Re: speed up a logical replica setup

From: "Euler Taveira" <euler(at)eulerto(dot)com>
To: "kuroda(dot)hayato(at)fujitsu(dot)com" <kuroda(dot)hayato(at)fujitsu(dot)com>
Cc: "pgsql-hackers(at)lists(dot)postgresql(dot)org" <pgsql-hackers(at)lists(dot)postgresql(dot)org>, "Michael Paquier" <michael(at)paquier(dot)xyz>, "Peter Eisentraut" <peter(at)eisentraut(dot)org>, "Andres Freund" <andres(at)anarazel(dot)de>, "Ashutosh Bapat" <ashutosh(dot)bapat(dot)oss(at)gmail(dot)com>, "Amit Kapila" <amit(dot)kapila16(at)gmail(dot)com>, "Shlok Kyal" <shlok(dot)kyal(dot)oss(at)gmail(dot)com>, Fabrízio de Royes Mello <fabriziomello(at)gmail(dot)com>, "vignesh C" <vignesh21(at)gmail(dot)com>
Subject: Re: speed up a logical replica setup
Date: 2024-03-07 04:34:38
Message-ID: 40595e73-c7e1-463a-b8be-49792e870007@app.fastmail.com
Views: Raw Message | Whole Thread | Download mbox | Resend email
Thread:
Lists: pgsql-hackers

On Wed, Mar 6, 2024, at 7:02 AM, Hayato Kuroda (Fujitsu) wrote:
> Thanks for updating the patch!

Thanks for the feedback. I'm attaching v26 that addresses most of your comments
and some issues pointed by Vignesh [1].

> >* I also removed the check for standby is running. If the standby was stopped a
> > long time ago, it will take some time to reach the start point.
> >* Dry run mode has to start / stop the service to work correctly. Is it an
> > issue?
>
> One concern (see below comment) is that -l option would not be passed even if
> the standby has been logging before running pg_createsubscriber. Also, some settings
> passed by pg_ctl start -o .... would not be restored.

That's a good point. We should state in the documentation that GUCs specified in
the command-line options are ignored during the execution.
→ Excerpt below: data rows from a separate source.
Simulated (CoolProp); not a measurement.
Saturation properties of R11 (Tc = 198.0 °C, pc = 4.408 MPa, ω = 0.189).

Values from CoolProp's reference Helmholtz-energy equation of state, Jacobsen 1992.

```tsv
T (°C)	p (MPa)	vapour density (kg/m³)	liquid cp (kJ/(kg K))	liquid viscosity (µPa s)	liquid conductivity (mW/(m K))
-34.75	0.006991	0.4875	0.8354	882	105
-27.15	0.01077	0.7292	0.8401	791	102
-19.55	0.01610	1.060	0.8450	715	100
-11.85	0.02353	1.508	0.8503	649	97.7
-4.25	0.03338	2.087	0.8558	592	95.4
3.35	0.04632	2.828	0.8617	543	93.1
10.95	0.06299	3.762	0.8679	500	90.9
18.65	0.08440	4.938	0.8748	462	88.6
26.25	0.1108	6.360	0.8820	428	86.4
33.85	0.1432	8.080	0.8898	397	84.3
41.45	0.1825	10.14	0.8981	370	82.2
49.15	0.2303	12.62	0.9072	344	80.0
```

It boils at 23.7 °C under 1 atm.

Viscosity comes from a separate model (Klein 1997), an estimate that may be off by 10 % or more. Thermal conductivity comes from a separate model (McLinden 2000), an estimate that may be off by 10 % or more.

> >However, I decided to include --retain option, I'm thinking about to remove it.
> >If the logging is enabled, the information during the pg_createsubscriber will
> >be available. The client log can be redirected to a file for future inspection.
>
> Just to confirm - you meant to say like below, right?
> * the client output would be redirected, and
> * -r option would be removed.

Yes. The logging_collector is usually enabled or the syslog is collecting the
log entries. Under reflection, another log directory to store entries for a
short period of time doesn't seem a good idea. It divides the information and
it also costs development time. The questions that make me think about it were:
Should I remove the pg_createsubscriber_output.d directory if it runs
successfully? What if there is an old file there? Is it another directory to
exclude while taking a backup? I also don't like the long directory name.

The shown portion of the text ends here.